Teaching Comparative Government and Politics

Monday, March 12, 2018

Politics within Labour

PM May is struggling with dissent within the Conservative Party. Jeremy Corbyn has similar problems as Labour leader.

The battle of ideas within the Labour Party
The Labour leader was in Coventry, declaring that under his radical left-wing government Britain would remain in a customs union with the EU after Brexit. The Confederation of British Industry, hardly a bastion of socialism, hailed the policy as a “real-world solution”. Rebellious Conservative MPs campaigning for a soft Brexit cheered it…

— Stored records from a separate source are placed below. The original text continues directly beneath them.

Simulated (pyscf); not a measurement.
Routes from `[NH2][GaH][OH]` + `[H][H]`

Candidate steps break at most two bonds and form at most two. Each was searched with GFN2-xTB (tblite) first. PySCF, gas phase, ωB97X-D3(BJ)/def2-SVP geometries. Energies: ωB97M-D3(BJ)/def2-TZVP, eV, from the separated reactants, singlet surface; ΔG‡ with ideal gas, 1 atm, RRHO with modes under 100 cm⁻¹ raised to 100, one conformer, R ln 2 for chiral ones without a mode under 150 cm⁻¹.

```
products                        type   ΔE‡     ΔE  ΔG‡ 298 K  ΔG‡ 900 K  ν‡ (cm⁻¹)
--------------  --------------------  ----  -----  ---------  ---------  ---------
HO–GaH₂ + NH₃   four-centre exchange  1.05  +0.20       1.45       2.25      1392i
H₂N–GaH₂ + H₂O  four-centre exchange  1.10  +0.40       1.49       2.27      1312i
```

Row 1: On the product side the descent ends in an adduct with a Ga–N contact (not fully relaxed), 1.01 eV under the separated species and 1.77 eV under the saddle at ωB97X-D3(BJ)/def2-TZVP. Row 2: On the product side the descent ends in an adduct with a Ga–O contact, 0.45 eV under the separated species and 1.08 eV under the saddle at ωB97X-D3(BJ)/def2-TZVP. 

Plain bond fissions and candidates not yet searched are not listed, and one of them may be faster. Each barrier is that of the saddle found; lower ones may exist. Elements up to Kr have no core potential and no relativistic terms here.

Two-and-a-half years into the job, Mr Corbyn has never been stronger. Once-mutinous MPs have fallen into line. Corbynites fill crucial positions in the party’s apparatus. Left-wingers dominate Labour councils in London. But Mr Corbyn’s rule is far from absolute…

In some local parties, by contrast, bloody intraparty battles rage. In Haringey, a Labour-run north-London borough, the controversial redevelopment of a run-down housing estate sparked a civil war from which the left wing of the local party emerged victorious. The result was the deselection or resignation of more than 20 Labour councillors…

Outside London… [the battle] has caused barely a ripple in the sea of red that is Labour’s northern urban territory. All 96 of Manchester’s council seats (of which Labour holds 94) are up for election in May…

Labour’s central party apparatus, by contrast, is increasingly stuffed with true believers [Corbyn loyalists]…

Yet although Mr Corbyn’s critics have surrendered control of the party bureaucracy, other battles are still under way… but the philosophical and policy fight is up for grabs”, says one senior Labour MP. The most important battleground is Brexit. This week Mr Corbyn reiterated that Britain “voted to leave the EU, that’s a done deal.” But Labour’s position on the manner of departure is still in flux, as shown by the customs-union shift…

The party’s members are solidly pro-EU: 89% voted to remain, as did 96% of Labour MPs. Among Labour voters, however, the figure was 64%…

Meanwhile, Labour’s softening line on Brexit creates the prospect of splitting the Conservatives, whose contingent of Remain voters is roughly equal to Labour’s Leave minority. Tory rebels have already proposed legislative amendments designed to keep Britain within a customs union, which could inflict a damaging defeat on Theresa May’s government if Labour supports them… Mr Corbyn’s new stance placates those Labour MPs who had demanded he come up with a softer Brexit policy, and creates a potential route to Downing Street should Brexit blow up for the Tories. The Labour leader may not have total control of his party, but he is moving closer to a bigger prize.